Kaya Turski has seen it all in the world of women's slopestyle skiing, until this year's newly-minted Dew Tour, that is.

Kaya Turski has seen it all in the world of women’s slopestyle skiing, until this year’s newly-minted Dew Tour, that is. Photo: Durso (click to enlarge)

From 2010 through 2014, Kaya Turski was virtually untouchable in women's slopestyle skiing. The Montreal native won Dew Tour titles, World Championships, and eight straight X Games slopestyle events (including Aspen and Tignes) on her way to putting women's slopestyle on a new pedestal.

But the hard hits that come along the rise to the top eventually caught up with Turski, and the slope legend has struggled in recent years to stay healthy, and, more importantly, stay mentally attached to the sport she helped develop.

After a few years absence, Turski has climbed her way back to the Dew Tour stage, but she returns to a different slopestyle realm, one dominated by women barely half her 28 years.

We sat down with Turski before competition kicks at Dew Tour Breckenridge 2016 kicks off to hear about the new faces of women's slopestyle and how a new event format has the Canadian pushing her creative envelope.

How do you like this new format? It's kind of got a rail jam and big air feel to it, right?

I'm pretty excited about it, I feel like it's a cool kickoff for the season. Especially since weather has been a little tricky this week, it just makes things easier to split it up and it seems more like a jam format, which to me personally is a lot more fun.

Sometimes it can get really serious up in a start gate at a slope course and it just seems super fun. Everyone is gathering at the rail section, people are hiking, the energy is great, and people are connecting. It's the perfect kickoff to the season.

So you have this history in inline skating, how do you think that works to your advantage with this new creative jib section?

It's great; rails have always been where I'm comfortable. I've always liked to play around on rails; I've always approached them with a fun outlook as opposed to scary. I think that's just because I've skated or skied rails my whole life basically. I think this is a really fun course, I'm having a blast out there, and I think rollerblading has definitely played a part in that.

You've been competing (and winning) at the highest level for a while now, what do you think of the state of women's slopestyle in 2016? Did you ever think it would be here?

Well, I was winning a lot back in the day. I took a couple of years off and it's been really interesting to come back in the game and see the progression that's taken place in the last two years while I was away.

It's crazy because I'm like double the age of some of the girls out there. It's really cool, it's really cool to stand among them in the start gate and feel the energy. They are the next wave, the next generation pushing the sport and it's great to feel like I played a part in that progression. I haven't competed at Dew Tour for a while now, so it's great to be back.

What it's like to stand next to some of these younger competitors that might have been influenced by you at some point along the way?

I mean it's still competitive a little bit—that's the nature of what we're doing—but it's also that I really love about our sport, that the camaraderie is strong. There's the spirit of helping each other out.

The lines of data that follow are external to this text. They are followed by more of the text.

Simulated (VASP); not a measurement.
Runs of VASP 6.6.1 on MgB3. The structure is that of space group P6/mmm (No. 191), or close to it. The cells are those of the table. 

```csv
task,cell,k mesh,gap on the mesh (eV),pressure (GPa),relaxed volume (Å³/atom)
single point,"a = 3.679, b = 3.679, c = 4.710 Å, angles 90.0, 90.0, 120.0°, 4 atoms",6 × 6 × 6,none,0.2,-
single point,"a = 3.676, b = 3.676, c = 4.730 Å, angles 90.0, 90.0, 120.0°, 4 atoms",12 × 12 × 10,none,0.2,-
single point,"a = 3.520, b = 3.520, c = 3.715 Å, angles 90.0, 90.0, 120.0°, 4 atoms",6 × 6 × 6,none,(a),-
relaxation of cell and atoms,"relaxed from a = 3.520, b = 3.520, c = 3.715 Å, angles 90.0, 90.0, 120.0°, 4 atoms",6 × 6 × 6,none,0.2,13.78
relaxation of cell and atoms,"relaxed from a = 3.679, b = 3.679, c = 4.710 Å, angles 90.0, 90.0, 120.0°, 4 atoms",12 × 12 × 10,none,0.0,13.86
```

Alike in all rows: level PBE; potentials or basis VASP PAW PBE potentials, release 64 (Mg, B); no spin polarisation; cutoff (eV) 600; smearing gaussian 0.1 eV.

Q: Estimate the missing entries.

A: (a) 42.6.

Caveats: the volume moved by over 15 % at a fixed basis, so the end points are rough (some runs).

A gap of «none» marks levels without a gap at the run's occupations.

I always joke, but it's not really a joke, Kelly [Sildaru] is literally half my age and it's really interesting to see her out there. She could be my daughter basically and she' killing it.

I don't want to assume that I inspired them, but if that was the case, even a little bit, that's really flattering.

What is it mean personally to come back to Dew Tour?

My god, I've had the roughest two years. I've been debating about how honest I want to be, but I've been struggling with my health, a few components of it. My head, neck, my knees, have all been through the ringer, but I've worked as hard as I can to get back and to be honest I'm really happy to be here and to be able to ski. Just to be part of the game again. Where that takes me we'll see, but it's an honor to even partake.

Does this feel like a final lap or is there more you want to bring to the table?

I think it's both. I recognize that I'm not going to be doing this forever and I think that taking time off was humbling in a way. It was good for me to step out of the scene and see that I am my own person without skiing. I have my life outside of skiing, I have an identity, which is sometimes a tricky thing when we're skiing so much growing up and all we know is sport.

It's not going to be forever, but I've also been working on some cool stuff and I think that I still have some cool shit to offer.